Automatic recognition of values in wikipedia articles
Project type: | ESE Project
|
Project name: | Automatic recognition of values in wikipedia articles
|
Author: | Regina König
|
Supervisor: | Prof. Dr. Hannah Bast, Björn Buchold
|
1. Project description
The goal was to find automatically values in wikipedia articles and convert them into metric units for the semantic search engine broccoli. The value finding component runs in a chain of a UIMA Pipeline.
2. Explanations
2.1 UIMA Framework
UIMA is an Unstructured Information Managment Architecture. This project was developed by IBM in 2005 and is supervised by Apache since 2006. The concept is to implement a pipeline, which reads in unstructured information, proceeds various analysis steps where the information gets marked with specific annotations, and finally delivers the results to consumers, which proceed the information.
3. Implementation
3.1 Prework
To assess the frequency and syntax of various value types, a statistical analysis of various wikipedia articles was carried out. In this case, not only real units are interesting, but also words, which can be an indication for a type of value. For example indicates the word "in" followed by a number, that the value is very probable a year ("in 1975").
The most frequent value syntaxes where:
Pattern | Relative Quantity in % | Example |
Unit Value | 15.6 | AD 1980 |
Value Unit | 14.3 | 30 km |
Value% | 13.1 | 7% |
Value without Unit | 5.8 | 1886 |
s after Value | 1.6 | 1980s |
3.2 Implementation
The code is written in Java.
The ValueAnnotator checks the UTF8 coded Wikipedia articles Token for Token for the occurence of a number. If a number is found, an object of the class ReadValue is created, which contains the actual value-reading function. The search-algorithm is based on the statistical analysis of the frequency of the different value patterns. As soon as the unit is found, the value gets converted to metric unit and the ValueAnnotator creates an annotation.

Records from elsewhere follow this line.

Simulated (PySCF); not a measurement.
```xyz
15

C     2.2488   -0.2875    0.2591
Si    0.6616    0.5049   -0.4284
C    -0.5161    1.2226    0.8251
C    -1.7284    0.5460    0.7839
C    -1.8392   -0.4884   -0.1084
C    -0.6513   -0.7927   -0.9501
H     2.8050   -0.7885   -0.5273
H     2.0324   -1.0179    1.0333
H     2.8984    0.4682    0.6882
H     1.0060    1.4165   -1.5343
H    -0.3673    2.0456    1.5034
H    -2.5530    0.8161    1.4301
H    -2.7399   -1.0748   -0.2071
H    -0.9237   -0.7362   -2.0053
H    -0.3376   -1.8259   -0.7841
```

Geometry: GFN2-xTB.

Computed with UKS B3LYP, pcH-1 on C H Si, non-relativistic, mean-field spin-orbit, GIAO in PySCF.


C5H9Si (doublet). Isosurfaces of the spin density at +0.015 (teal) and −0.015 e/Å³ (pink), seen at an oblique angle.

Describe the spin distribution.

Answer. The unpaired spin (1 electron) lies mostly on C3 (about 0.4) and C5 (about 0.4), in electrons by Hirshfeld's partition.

The value types searched for, can be determined in config.txt.
4. Results
In the search exact values (eg 30 km) and ranges (eg 1986 - 1992) can be distinguished.
The type "value" has 5 features:
int begin - the position in the text, where the value begins
int end - the position in the text, where the value ends
float value - the value itself
string unit - unit of the value
string type - type of the value (eg length)
The type "range" has two value features: the beginning and the end value of the range.